Automated art classification has a rich history, and ArtSleuth builds on the shoulders of work we want to acknowledge properly.

<br>

**Prior art in style classification.** &ensp;Saleh & Elgammal (2016) were among the first to apply metric learning to large-scale art datasets. Tan et al. (2016) trained a ResNet-50 on WikiArt and reported ~54 % style accuracy; their subsequent ArtGAN work (Tan et al., 2018) improved this to ~58 % by leveraging generative training. Chu & Wu (2018) showed that Gram-matrix representations of neural style features could reach ~63 %. More recently, multi-phase patch-based strategies (Bani & Abu-Naser, 2023) have reported high accuracy, though typically on reduced class sets or with micro-averaged metrics that weight common styles more heavily.

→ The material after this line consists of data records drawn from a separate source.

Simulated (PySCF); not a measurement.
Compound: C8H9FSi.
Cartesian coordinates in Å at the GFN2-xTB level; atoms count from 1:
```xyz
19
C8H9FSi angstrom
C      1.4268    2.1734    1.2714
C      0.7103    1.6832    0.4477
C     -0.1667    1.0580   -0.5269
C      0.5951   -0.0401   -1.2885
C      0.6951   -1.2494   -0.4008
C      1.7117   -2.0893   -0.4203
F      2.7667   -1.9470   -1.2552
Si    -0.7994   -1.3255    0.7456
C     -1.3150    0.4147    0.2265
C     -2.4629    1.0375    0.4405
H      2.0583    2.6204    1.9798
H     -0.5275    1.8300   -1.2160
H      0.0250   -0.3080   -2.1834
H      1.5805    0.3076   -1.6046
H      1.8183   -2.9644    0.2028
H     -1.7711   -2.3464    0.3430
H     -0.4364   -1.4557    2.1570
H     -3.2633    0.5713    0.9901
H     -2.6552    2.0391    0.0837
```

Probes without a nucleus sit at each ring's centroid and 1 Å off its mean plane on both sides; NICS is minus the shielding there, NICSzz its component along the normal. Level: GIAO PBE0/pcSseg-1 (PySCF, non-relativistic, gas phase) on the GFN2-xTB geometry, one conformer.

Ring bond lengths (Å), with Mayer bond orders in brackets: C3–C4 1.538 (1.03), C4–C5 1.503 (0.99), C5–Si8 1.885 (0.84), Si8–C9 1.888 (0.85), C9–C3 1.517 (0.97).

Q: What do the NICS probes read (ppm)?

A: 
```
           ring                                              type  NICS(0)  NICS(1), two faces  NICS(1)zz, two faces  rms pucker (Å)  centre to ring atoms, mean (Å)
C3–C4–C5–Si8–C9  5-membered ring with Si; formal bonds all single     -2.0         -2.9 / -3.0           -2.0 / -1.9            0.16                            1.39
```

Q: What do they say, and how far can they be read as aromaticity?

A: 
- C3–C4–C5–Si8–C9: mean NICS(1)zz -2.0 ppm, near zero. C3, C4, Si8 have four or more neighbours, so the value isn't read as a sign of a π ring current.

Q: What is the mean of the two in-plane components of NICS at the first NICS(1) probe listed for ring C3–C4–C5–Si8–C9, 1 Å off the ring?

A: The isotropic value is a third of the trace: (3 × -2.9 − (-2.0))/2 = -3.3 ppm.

**Backbone representations.** &ensp;Our fusion approach is motivated by the observation — articulated clearly in recent work on style disentanglement (Jia et al., 2026) — that self-supervised models like DINOv2 (Oquab et al., 2024) and vision-language models like CLIP (Radford et al., 2021) encode fundamentally different aspects of visual style. DINOv2 captures texture and structure; CLIP captures semantic-categorical associations. Cross-attention lets each backbone inform the other, but we should note that this idea is closely related to multi-modal fusion strategies explored in VQA and image-text retrieval.

**Workshop attribution.** &ensp;Computational connoisseurship traces back to Lyu et al. (2004), who applied wavelet statistics to distinguish Bruegel from his imitators, and to Johnson et al. (2008), who used canvas-thread analysis for Vermeer attribution. Our Dirichlet-process approach to workshop decomposition is more flexible than these hand-crafted pipelines but has not yet been validated on the expert-curated datasets those studies used.

<br>

<div align="center">

| Method | Style Acc | Artist Acc | Classes | Protocol |
|:---|:---:|:---:|:---:|:---|
| ResNet-50 (Tan et al., 2016) | 54.5 % | 56.5 % | 27 / 23 | WikiArt subset, weighted avg |
| ArtGAN (Tan et al., 2018) | 58.0 % | — | 27 | WikiArt, GAN-augmented |
| Gram matrices (Chu & Wu, 2018) | 63.0 % | — | 27 | WikiArt, micro avg |
| Deep ensemble (Manzoor et al., 2024) | 68.6 % | — | 27 | WikiArt, stacking ensemble |
| ArtFusionNet (Kose & Guner, 2025) | 99.0 % | — | 3 | WikiArt subset, 3 styles only |
| ArtSleuth Fusion · e2e | 72.7 % | 79.0 % | 27 / 129 | WikiArt full, 81k, macro avg |

</div>

<sub>Numbers are taken from the respective publications. Direct comparison is difficult: studies differ in the number of classes, dataset splits, averaging methods (micro vs. macro), and whether test sets overlap with training data. We list the protocol details we could verify so readers can judge for themselves.</sub>

<br>

**Where we fall short — and we know it.**

- **Compute-constrained training.** &ensp;Fine-tuning ran for 5 epochs on a single GPU with 16 GB VRAM. More epochs, larger effective batches, or higher-VRAM GPUs (A100, H100) would very likely improve the numbers. We chose to report what we could reproduce on accessible hardware rather than extrapolate.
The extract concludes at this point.